Train a model with TensorFlow

Open this project in AskAnna

In this demo we train a neural network model to classify images of clothing. The idea behind this demo is to show how you can:

use the TensorFlow environment
train a neural network model
save files as artifact while exploring the data
track variables & metrics in AskAnna
save the trained model as the run's result

Inspiration for this demo is found in the tutorial from TensorFlow.

Quick tour

If you have an account on AskAnna, then you can follow the next steps to quickly setup and run this demo project yourself. If you don't have an account, you can start with a free account.

Download the demo project (zip archive)
Create a new project in AskAnna
Upload the download zip archive
Go to tab JOBS, click on Train with TensorFlow
Scroll down, and click on RUN THIS JOB
Open the run page, wait till the run finished and check the information

About the project

This project is all about training a neural network model using TensorFlow. First, lets open the Python file containing the script to train the model.

If you are on the run page, or on the project page, you can click on the tab CODE and open a file to check what's inside.

train-with-tensorflow.py

For more detail about what the script does, you can read TensorFlow's tutorial. Below we will not discuss every line, but some main concepts that hopefully help you to get an idea of what the code does and how it tracks run data in AskAnna.

This scripts first loads some Python packages. Together with the TensorFlow package, we also load the AskAnna package so we can track relevant meta data for the run.

# TensorFlow and tf.keras
import tensorflow as tf

# Helper libraries
import numpy as np
import matplotlib.pyplot as plt

# AskAnna
from askanna import track_variable, track_metric

Then, we load the dataset containing images of clothing.

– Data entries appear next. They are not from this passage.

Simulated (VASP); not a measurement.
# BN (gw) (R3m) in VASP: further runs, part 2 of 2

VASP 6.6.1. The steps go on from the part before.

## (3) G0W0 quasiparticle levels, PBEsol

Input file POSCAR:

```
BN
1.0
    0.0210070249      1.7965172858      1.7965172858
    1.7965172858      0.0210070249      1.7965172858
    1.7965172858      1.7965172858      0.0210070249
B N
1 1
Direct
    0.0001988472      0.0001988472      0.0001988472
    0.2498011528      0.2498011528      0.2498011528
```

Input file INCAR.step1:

fashion_mnist = tf.keras.datasets.fashion_mnist
(train_images, train_labels), (test_images, test_labels) = fashion_mnist.load_data()

Next, we explore the data. Instead of printing the metrics, we track them as meta data of the run. We also save the image. In the askanna.yml config you see how we save this image as run artifact.

# Explore data
track_metric("shape_train_images", list(train_images.shape))
track_metric("shape_test_images", list(test_images.shape))
track_metric("len_train_labels", len(train_labels))
track_metric("len_test_labels", len(test_labels))

plt.figure()
plt.imshow(train_images[0])
plt.colorbar()
plt.grid(False)
plt.savefig("images/train_images.png")

Now we have loaded, explored and prepped the data it's time to train the model:

# Train model
model = tf.keras.Sequential([
    tf.keras.layers.Flatten(input_shape=(28, 28)),
    tf.keras.layers.Dense(128, activation='relu'),
    tf.keras.layers.Dense(10)
])

model.compile(optimizer='adam',
              loss=tf.keras.losses.SparseCategoricalCrossentropy(from_logits=True),
              metrics=['accuracy'])

model.fit(train_images, train_labels, epochs=10)

After training the model, we evaluate the model agains the test images. We also track the loss and accuracy metrics in AskAnna. Read more about tracking metrics

# Evaluate model
test_loss, test_acc = model.evaluate(test_images,  test_labels, verbose=2)
track_metric("test_loss", test_loss)
track_metric("test_acc", test_acc)

Finally, we save the model. In the askanna.yml we specify to save this model as the run's result.

# Save model
model.save("model.h5")

askanna.yml

Train with TensorFlow:
  environment:
    image: tensorflow/tensorflow:2.5.0
  job:
    - mkdir -p images
    - pip install -r requirements.txt
    - python train-with-tensorflow.py
  output:
    result: model.h5
    artifact:
      - images/

Line 1 contains the name of the job. Next, we specify the environment image that the run will use. We use the official TensorFlow image, published on Docker Hub.

Then we specify the job. Here we:

create a directory to save the images
install the Python requirements
run the Python script train-with-tensorflow.py

Finally, we specify the output of the run:

result: the trained model file
artifact: the created directory containg images from data exploration

requirements.txt

Because we use the TensorFlow image, we only have to install matplotlib.